Promise, The: Interview with Director Terry George

Terry George’s The Promise is set in 1914, when the Great War looms, and the Ottoman Empire is crumbling.

The films I have loved and admired most were those that took audiences inside momentous human events, films that immersed us in history in a visceral and unique way.

The greatest non-fiction films such as Schindler’s List, The Killing Fields, Reds, The Battle of Algiers, and historical dramas such as A Man for All Seasons, Doctor Zhivago and Apocalypse Now.

Within the course of a few hours I experienced anger, fear, empathy, real sorrow and sometimes real joy. No other cinema genre could move me in that way.  I left the theater overwhelmed. I had been guided through historic moments by characters I would not forget.

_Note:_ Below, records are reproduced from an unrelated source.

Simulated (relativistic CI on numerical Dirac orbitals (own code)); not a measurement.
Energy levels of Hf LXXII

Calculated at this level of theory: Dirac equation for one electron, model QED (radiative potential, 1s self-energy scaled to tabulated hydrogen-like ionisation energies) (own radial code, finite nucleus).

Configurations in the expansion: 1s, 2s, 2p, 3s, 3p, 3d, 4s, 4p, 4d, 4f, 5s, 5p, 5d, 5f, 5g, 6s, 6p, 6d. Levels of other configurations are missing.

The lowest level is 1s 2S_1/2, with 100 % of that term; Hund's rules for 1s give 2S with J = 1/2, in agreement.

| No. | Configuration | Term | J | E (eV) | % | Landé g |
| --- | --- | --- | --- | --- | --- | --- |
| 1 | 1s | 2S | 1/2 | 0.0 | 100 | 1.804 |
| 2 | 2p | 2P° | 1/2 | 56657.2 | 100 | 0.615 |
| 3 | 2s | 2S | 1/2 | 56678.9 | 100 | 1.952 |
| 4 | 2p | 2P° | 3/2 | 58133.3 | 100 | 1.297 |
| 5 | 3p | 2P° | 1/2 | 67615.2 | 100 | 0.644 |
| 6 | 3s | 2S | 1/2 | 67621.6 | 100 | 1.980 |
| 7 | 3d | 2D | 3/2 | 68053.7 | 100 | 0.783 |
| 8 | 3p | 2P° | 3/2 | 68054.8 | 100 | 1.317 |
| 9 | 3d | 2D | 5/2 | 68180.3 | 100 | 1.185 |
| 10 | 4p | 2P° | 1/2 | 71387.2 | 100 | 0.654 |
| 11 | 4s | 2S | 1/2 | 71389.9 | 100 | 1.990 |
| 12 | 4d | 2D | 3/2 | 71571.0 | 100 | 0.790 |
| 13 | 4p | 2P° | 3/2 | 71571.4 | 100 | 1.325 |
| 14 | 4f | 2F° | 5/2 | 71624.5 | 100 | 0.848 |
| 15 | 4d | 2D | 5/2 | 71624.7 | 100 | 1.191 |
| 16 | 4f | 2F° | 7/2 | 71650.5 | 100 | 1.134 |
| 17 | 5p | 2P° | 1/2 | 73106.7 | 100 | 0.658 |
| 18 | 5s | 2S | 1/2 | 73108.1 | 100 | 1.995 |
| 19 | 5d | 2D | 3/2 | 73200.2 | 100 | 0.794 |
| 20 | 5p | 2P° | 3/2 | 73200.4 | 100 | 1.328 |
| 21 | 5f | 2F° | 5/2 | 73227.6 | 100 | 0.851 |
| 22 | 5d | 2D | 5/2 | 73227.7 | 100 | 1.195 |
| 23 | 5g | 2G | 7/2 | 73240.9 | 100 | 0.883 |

As a filmmaker, my challenge is to find stories and characters that allow me to take cinemagoers inside an event about which they had little or no knowledge, and show them that the human spirit can survive and triumph in the most adverse of circumstances.

This was the motivation for me and my writing partner, director Jim Sheridan, with In the Name of the Father and The Boxer, and my challenge as a director with Some Mother’s Son and Hotel Rwanda.

Three years ago I was lucky enough to be offered a script by Robin Swicord. The Promise is a love story set during the days of the Armenian Genocide, one of the greatest and least known catastrophes of the 20th century.

This attempt to eradicate an entire nation has almost disappeared from the history books because of collective denial and political expediency. It is a story that I believe demands to be told in cinematic form. But how do you get audiences to experience such a horrific and foreign event?

I looked to the great cinematic masters for inspiration. David Lean. who took us into the Russian Revolution in Dr. Zhivago and into the Irish War of Independence in Ryan’s Daughter. Warren Beatty, who allowed us to experience the Russian Revolution through the eyes of John Reid in Reds. They both used romance to lure audiences into seats. They told great love stories that were inextricably woven into the story of these momentous events.

As we fell in love with their characters, we also learned of the hardships, the joy and the pain they experienced as part of history. Co-writing and directing The Promise presented me with a truly unique opportunity. I have been able to work with amazingly talented people, Christian Bale, Oscar Isaac and Charlotte Le Bon, and many other great actors to tell a love story that I hope will not only captivate and move audiences, but will also take audiences inside the calamity that befell the Armenian people in 1915 and to allow them witness real historical events, experience joy, feel fear, witness courage, sorrow and redemption.

Most importantly, I hope that The Promise will educate audiences about an event that deserves to be recognized, remembered and honored around the world. What greater opportunity could a film maker ask for?